Meanwhile, The New York Times reported that the number of serious threats against the lives of members of Congress — nearly all Democrats — had more than doubled between 2020 and 2021 and continues to explode.
Hate rarely remains purely rhetorical when used to gain political power. History tells us that it usually translates into violence until there is a whole-of-society consensus and effort to stop it and punish those who have exploited it.
That same Times story documents how a young Republican in Idaho, attended a town hall meeting, asked a local politician when they could start killing Democrats:
“‘When do we get to use the guns?’ he said as the audience applauded. ‘How many elections are they going to steal before we kill these people?’ The local state representative, a Republican, later called it a ‘fair’ question.”
The headline this week from Raw Story summarizes the loudest voices in the GOP:
“Steve Bannon says supporters more prepared for uprising than Confederacy was: ‘Give it to them with both barrels.’”
American Nazis, complete with guns, swastika flags, and Sieg Heil shouts, showed up for a drag show in Ohio, egged on by Republican legislators across the nation. They so threatened a Black reporter for the Akron Beacon Journal that he “left for his own safety.”
As Rachel Maddow noted on her Monday program this week, Donald Trump’s son Eric is traveling the country with an author and speaker who says “the Jews did 9/11” and that “Hitler was fighting ‘the same people that we are trying to take down today.’”
Meanwhile, in South Carolina, 21 Republican legislators have signed onto legislation giving the death penalty to women who live in that state and get an abortion, regardless of where it’s performed or even if it’s a miscarriage that they believe was “not accidental.”
Their big debate now is whether to specify lethal injection or killing the woman by firing squad (legalized there in 2021).
Similar legislation is working its way through the Arkansas legislature, the state where Republican Governor Sarah Huckabee Sanders just rolled back child labor laws.
As Benito Mussolini or Donald Trump would be the first to tell you, love is powerful but hate is overwhelming. With enough hate you can take over a nation and kill millions of its people. You can become fabulously rich and famous. You can rule most of the world, or at least make a good run at it.
Just as Eisenhower feared — having watched McCarthy and the John Birch Society’s reaction to the 1954 Brown v Board desegregation order that began the modern push to charter and private schools — his beloved Republican Party has become a “community of dreadful fear and hate.”

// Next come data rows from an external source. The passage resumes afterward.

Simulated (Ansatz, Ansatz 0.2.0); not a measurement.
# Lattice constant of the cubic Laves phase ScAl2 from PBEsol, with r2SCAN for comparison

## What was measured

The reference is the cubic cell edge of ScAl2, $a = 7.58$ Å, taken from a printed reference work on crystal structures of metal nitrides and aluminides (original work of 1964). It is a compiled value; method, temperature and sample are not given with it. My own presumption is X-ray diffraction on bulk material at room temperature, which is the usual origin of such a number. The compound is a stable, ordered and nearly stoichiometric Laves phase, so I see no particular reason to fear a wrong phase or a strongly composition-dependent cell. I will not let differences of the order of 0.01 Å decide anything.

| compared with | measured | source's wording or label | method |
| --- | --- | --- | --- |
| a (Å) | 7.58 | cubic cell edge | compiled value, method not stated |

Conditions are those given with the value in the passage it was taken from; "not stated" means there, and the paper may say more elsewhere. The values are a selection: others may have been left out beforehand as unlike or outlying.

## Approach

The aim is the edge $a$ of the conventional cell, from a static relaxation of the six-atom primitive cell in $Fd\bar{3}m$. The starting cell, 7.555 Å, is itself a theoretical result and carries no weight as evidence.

Unfortunately, this is not a problem Democrats can solve alone. If ever there was a time for patriotic Americans to be calling out hate as a political tool, this is it.
Now is the moment for Republicans who love America to display the courage of my colleague Mandy Connell and loudly and publicly leave their party. As German conservatives learned by the late 1930s, if they don’t act now it may well soon be too late.